Monday, June 13, 2011

Drinking and Not Driving in Sweden



I have mixed feelings about the attitude toward alcohol in Sweden. I find it a bit difficult to stomach, in some ways. I am the type of person who likes a glass of wine with dinner, maybe two on a Friday or Saturday night. But I really am not a fan of getting drunk, and avoid it unless it is either a crayfish party or midsummers. This drinking style, in my experience, is a bit in contrast to typical Swedish drinking.

That said, one of the things that I respect most about the Swedes I have had the pleasure of partying with, is their attitude towards drunk driving. You just don't do it. There is no 'It's OK to drive after a beer, or a glass of wine.' like we learned in Driver's Ed. There is no mathematically calculating your weight and the amount of alcohol in a beverage.

You just don't get behind the wheel if you've had a drink.

The Swedish legal limit is quite low, and this is probably a main motivator in this issue. It is .02, compared to .08 in the US.

But drunk driving has a strange amount of social acceptance in the US. Maybe it's because we are so dependent on our cars, but I know several people who have lost their liscences due to drunk driving, who continue to drive after a few cold ones. Driving under the influence in the US is something many people think you just have to do if you live in a suburb.
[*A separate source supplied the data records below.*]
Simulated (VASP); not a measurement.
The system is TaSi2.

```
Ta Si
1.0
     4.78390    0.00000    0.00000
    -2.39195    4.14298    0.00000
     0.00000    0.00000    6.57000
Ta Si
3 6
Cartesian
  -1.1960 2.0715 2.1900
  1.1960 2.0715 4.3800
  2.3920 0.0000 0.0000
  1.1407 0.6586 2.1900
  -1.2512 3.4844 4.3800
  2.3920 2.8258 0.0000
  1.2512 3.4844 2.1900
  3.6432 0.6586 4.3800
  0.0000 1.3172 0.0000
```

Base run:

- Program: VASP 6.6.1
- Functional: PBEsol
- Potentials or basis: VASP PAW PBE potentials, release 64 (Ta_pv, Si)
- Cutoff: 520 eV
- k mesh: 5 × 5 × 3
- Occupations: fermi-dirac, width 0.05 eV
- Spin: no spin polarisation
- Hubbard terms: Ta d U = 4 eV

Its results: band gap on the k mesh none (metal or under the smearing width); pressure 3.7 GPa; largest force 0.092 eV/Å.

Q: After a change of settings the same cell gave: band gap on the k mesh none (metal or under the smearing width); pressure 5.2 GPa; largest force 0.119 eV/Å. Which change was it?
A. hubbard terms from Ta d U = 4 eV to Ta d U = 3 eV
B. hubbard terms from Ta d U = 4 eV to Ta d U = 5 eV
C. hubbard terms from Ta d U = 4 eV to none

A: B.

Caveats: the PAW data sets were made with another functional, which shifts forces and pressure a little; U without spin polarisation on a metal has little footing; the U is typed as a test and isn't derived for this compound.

Driving under the influence in Sweden remains pretty taboo. In Sweden most people take the bus, or the train, or a cab. Sometimes a designated driver will step up. Sometimes, although I question the sanity of this at times, people bike home instead. Other times people sleep over.

Another thing I noticed, after a party this weekend, was that some of the big drinkers refused to drive the next day. This makes perfect sense. I get it. But I can tell you, as someone who strongly opposes drunk driving, I never even thought about not driving the next day, and it was never discussed in Driver's Ed.

I will admit, that I drove the next day, to pick up Diner Breakfast, when I probably should have been off the road. Thankfully no one was hurt. I would never do that today.

So even if I bitch and moan occasionally about Swedish alcohol culture, Systembolaget, stor stark and other related things, I do think Swedes get the important part of it right, the part that saves a lot of lives.

Monday, June 6, 2011

Celebrating Swedish National Day Like A True Swede

Ok, I give up. In the past I've made a bit to-do about June 6th. I've thrown big barbeques, hoisted flags, attended ceremonies at various places, tried to get my colleagues and clients involved in my Swedish national day celebration, or flag day, or whatever you want to call June 6th in Sweden.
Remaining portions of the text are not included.